Back in the cantonments, by the end of February the United Nations Mission in Nepal (UNMIN) had registered a little over 30,000 ‘fighters’ and close to 3500 weapons. The gap between the two figures resulted in much sniggering that the Maoists had finally been exposed with regards to the size of their force. But experts agree that the discrepancy is not all that unusual. For one, a guerrilla force, especially one that has not received any external support, can ill afford to equip every one of its fighters. More importantly, those registered had yet to undergo a verification process to prove that they were 18 years old and had joined the Maoist’s People’s Liberation Army before the April 2006 movement had begun.
This is where the Maoist leaders are having trouble with the UN itself. At the time desperate for international legitimacy, the Maoists were the ones to have originally mooted the idea of engaging the UN as a guarantor of a peace process in Nepal. That was back in 2004, and no one seriously believed that such a thing would ever come to pass, given India’s anathema for any kind of external involvement in the Southasian neighbourhood. With the path having been cleared for the UN’s entry, it was perhaps a bit naïve of the Maoists to have filled the cantonments with new recruits. Maybe they were unaware that there are well-established procedures for verification in such circumstances, and that the UN would bring in its own experts. As was only to be expected, the exercise brought UNMIN and the Maoists to loggerheads in mid-July. Viewed from another angle, however, even if the majority of those in the cantonments fail verification, the Maoists still stand to gain, since the past seven months or so has been a period of intense political indoctrination (on a government stipend, to boot) for everyone in the camps – a fact that should be worrisome to other political parties.
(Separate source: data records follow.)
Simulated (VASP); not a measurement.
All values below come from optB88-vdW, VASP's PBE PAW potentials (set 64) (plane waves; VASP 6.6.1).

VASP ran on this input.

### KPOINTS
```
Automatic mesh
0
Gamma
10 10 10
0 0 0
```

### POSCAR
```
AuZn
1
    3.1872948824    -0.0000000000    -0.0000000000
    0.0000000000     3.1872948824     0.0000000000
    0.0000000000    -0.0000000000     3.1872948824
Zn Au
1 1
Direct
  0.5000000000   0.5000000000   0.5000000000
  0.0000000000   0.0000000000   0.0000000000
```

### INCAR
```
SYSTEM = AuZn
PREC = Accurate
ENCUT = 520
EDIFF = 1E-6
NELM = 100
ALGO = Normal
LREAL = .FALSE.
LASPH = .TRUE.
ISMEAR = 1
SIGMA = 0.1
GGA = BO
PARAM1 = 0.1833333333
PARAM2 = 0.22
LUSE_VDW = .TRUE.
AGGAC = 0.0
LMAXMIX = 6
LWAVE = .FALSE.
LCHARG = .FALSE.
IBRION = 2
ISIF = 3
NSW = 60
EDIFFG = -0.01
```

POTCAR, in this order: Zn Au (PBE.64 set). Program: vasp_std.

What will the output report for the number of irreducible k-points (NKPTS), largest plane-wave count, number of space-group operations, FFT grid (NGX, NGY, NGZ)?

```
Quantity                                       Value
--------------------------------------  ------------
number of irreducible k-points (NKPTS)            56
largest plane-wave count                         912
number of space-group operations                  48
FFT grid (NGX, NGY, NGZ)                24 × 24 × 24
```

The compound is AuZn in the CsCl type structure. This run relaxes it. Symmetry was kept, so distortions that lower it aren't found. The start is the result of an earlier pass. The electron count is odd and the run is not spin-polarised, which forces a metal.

The bigger headache for the Maoists, though, is the Madhesi movement. As with most political organisations in Nepal, the CPN (Maoist) is dominated by the pahade. Even though, as the self-styled champion of all disadvantaged groups, the Maoists had set up a Madhesi National Liberation Front (MNLF) in 2000, along with various other ethnic and regional fronts, it has not been immune to charges of pahade chauvinism. A group led by its former chief broke away from the MNLF in 2004, to continue armed struggle for Madhesi rights as the Janatantrik Tarai Mukti Morcha (JTMM), which has since splintered twice (see accompanying story, “The Madhes rises”).
All three JTMM factions, as well as the MJF, are led by people who were Maoists at one point. Perhaps because of this, the CPN (Maoist) has been publicly dismissive of the Tarai agitation, and initially attributed it variously to Hindu rightists from India, royalists and secessionists. As a major player in the interim government, the CPN (Maoist) has also been advocating tackling the Madhes situation as a simple law-and-order problem, ironically akin to how its own insurgency was once viewed by successive Kathmandu governments. By ignoring the political nature of the grievances involved and using a heavy-handed approach, the Maoists (and the government) have come close to risking total conflagration in the Tarai – in particular its east and centre, where Madhesi anger runs deep.
Should such a flare-up take place, it could easily overshadow the decade-long insurgency in intensity, since a full-blown Madhesi movement would most likely take on communal overtones. Moreover, history has shown that a grievance-driven conflict easily becomes more difficult to resolve if the protagonists have empathetic ethnic brethren across an international border. Thus, any use of force by the state in the Tarai – which, given past experience, would most likely be relatively indiscriminate, particularly if it involved the Armed Police Force – would only inflame passions across the border, particularly considering the Madhesis’ close familial and cultural links with Bihar and Uttar Pradesh. Whatever it may be, New Delhi’s official reaction would have little impact on how such a situation would unfold.
Elections and federalism
The demand by the Madhesis, Janajatis and Dalits that the Constituent Assembly elections be held under a system of proportional representation follows from the argument that the Constituent Assembly is going to decide Nepal’s fate for some time to come. As such, the CA needs to reflect the social plurality of the country. A strong point in favour of proportional representation is that it ensures inclusion of all communities by language, faith, region, caste, ethnicity and so on, but usually only if there are political outfits that stand for such partisan interests. Since such political organisations are not yet the norm in Nepal, the country’s national parties will have to be trusted to be aware of the need to be more representative. Ordinarily, under a proportional-representation system parties draw up a slate of candidates, and the number of seats each party is ultimately allocated depends on its share of votes. But the proportional system being advocated by the agitating groups in Nepal is one in which all the communities are represented in proportion to their size in the general population. In effect, this would create something like a (generally ineffectual) house of nationalities, as found in some communist states.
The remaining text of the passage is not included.